So what’s going to happen to that most onerous, and obsessed-over, index of our financial status and self-worth, real estate?

It’s certainly not where it was this time a year ago. Brokers seem to agree that prices have retreated around 8 percent, though others say the real change is just that there is more negotiating room. Certainly, things have slowed down a lot.

“There’s a transfer of power going on,” spins Corcoran COO’s Scott Durkin. “The buyers are taking the lead.”

Brokers want it both ways: The market’s not crashing, but maybe you can find what you want now.

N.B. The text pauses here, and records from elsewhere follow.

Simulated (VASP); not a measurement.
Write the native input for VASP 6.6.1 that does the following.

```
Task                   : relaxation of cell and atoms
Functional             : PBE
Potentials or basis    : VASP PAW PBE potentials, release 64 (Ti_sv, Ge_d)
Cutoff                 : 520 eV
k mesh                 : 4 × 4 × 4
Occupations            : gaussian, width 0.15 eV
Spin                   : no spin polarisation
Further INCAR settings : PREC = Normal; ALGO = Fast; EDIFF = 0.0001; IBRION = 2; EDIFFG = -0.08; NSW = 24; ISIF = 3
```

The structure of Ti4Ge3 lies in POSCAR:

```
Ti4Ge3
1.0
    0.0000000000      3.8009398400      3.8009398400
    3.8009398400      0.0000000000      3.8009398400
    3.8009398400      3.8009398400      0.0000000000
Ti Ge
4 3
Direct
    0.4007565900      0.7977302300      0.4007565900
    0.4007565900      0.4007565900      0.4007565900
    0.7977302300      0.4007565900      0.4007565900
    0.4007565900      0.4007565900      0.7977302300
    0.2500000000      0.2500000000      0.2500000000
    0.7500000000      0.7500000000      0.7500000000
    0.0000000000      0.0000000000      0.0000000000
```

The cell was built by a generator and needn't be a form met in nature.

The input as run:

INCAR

“Yes, there will be a slight cor-rect-tion,” enunciates Amy Tucker Meltzer of Sloane Square Realty. “I’m personally, as a broker, looking forward to this market.”

But what happened to the old market? Brokers, who chaperoned this wild party and spiked the punch, are already feeling nostalgic – and a bit hung-over. “It was this incredible, euphoric time,” says Douglas Elliman’s Dolly Lenz, one of the most successful and effective brokers of the boom. “I’d been through it before, at the end of the eighties, but this was stronger. Everybody had to have what their friends had. People said, I have two apartments, can you get me the others on the floor? I’d literally make money picking up the phone.”

“The real-estate market in its boom was completely inflated,” says another broker – sounding smug after socking away hundreds of thousands of dollars in commissions over the last few years.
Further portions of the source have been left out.